Serverless computing is a cloud-computing execution model in which the cloud provider dynamically manages the allocation of machine resources.
At my current project, I had the freedom to create a new service a service from scratch and to relatively freely choose the technology stack. The only given was that it should either run inside the old datacenter or on AWS.
Serverless
Having experience with administrating root servers in the past, I also know how easy it is to fail at that task. It takes a lot of effort to keep a system up to date, adjust the configuration for changing requirements and handle hardware failures. With serverless services, like AWS Lambda, all this is abstracted away and handled by the Cloud provider. It auto-scales your service on demand when the load increases. Even better, AWS Lambda will only charge you for the number of requests. If you don’t use a service the only thing you pay for is the zip file stored on S3.

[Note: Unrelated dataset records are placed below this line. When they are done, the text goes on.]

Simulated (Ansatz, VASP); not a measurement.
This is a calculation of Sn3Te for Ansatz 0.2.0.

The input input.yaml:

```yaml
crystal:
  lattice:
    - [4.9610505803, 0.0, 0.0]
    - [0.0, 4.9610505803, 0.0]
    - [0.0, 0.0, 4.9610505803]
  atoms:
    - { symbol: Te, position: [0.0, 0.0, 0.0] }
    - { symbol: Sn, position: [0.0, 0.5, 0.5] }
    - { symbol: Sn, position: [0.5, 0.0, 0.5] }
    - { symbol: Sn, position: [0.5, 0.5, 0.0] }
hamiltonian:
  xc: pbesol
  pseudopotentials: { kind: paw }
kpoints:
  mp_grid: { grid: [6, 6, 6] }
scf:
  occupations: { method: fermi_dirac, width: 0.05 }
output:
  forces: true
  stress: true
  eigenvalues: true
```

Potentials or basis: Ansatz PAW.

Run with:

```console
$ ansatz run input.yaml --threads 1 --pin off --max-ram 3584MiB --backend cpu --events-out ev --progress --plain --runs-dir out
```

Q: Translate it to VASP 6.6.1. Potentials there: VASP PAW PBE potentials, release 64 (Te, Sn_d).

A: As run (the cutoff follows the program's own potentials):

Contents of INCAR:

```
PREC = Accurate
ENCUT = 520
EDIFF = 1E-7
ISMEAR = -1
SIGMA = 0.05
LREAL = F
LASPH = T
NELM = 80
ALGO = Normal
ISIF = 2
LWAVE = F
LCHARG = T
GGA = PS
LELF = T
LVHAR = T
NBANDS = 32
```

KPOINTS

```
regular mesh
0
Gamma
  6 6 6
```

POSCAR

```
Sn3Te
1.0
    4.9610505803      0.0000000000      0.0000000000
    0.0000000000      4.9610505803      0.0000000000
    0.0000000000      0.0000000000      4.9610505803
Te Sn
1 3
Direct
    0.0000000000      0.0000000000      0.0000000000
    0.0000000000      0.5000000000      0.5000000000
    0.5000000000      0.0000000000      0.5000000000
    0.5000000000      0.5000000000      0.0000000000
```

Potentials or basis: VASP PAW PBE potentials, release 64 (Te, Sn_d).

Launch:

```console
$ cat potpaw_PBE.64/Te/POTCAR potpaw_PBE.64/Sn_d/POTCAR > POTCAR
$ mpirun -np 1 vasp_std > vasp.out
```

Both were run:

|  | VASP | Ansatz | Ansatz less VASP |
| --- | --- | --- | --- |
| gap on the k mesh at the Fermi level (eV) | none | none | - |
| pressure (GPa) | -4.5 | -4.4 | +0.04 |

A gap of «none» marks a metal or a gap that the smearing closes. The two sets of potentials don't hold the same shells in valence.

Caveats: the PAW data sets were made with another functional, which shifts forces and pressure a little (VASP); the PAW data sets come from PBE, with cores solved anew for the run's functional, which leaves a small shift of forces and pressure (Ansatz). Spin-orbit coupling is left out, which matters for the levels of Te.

Compared to a typical service based on virtual machines or containers, these benefits are huge. However, they also come with a downside. Most notably is the performance impact. AWS will kill idle Lambda instances and spin them up on demand. This means the service has to be loaded from S3, extracted and started when the first request in a longer period of time comes in. There are huge differences in the startup time of certain technologies. Node.js and Python are among the fast end, while Java with Spring takes a lot longer to start.
Caching
As instances can be stopped at any time, this also affects caching strategies. There is a simple cache in API Gateway which caches full responses. It can be activated by checking a checkmark and setting the maximum size. However, many times you don’t want to cache the complete response, but pieces of information required to compute it based on the input values.
It is possible to cache data inside a Lambda, but there is no guarantee about how long it will be available. This depends on the load, access patterns and probably how many resources Amazon currently needs. If you want more control you have to use an additional service like Elasticache. However, this part cannot be started on demand. As a central instance which has to be available and quickly serves requests, the cache has to be up and running all the time and you will be charged even when it is not used.
In the case of my service, the load is high enough to make sure there is one Lambda instance running all of the time. It is not always the same instance, but changes are rare enough to provide a good amount of cache hits.
Wrap up
Going serverless was a great choice and is superior to manually running a service in a container, VM or even the bare metal in many ways. It provides the option of scaling to nearly an infinite amount of requests (whatever Amazon can handle) without the hassle of configuring complex auto-scaling strategies.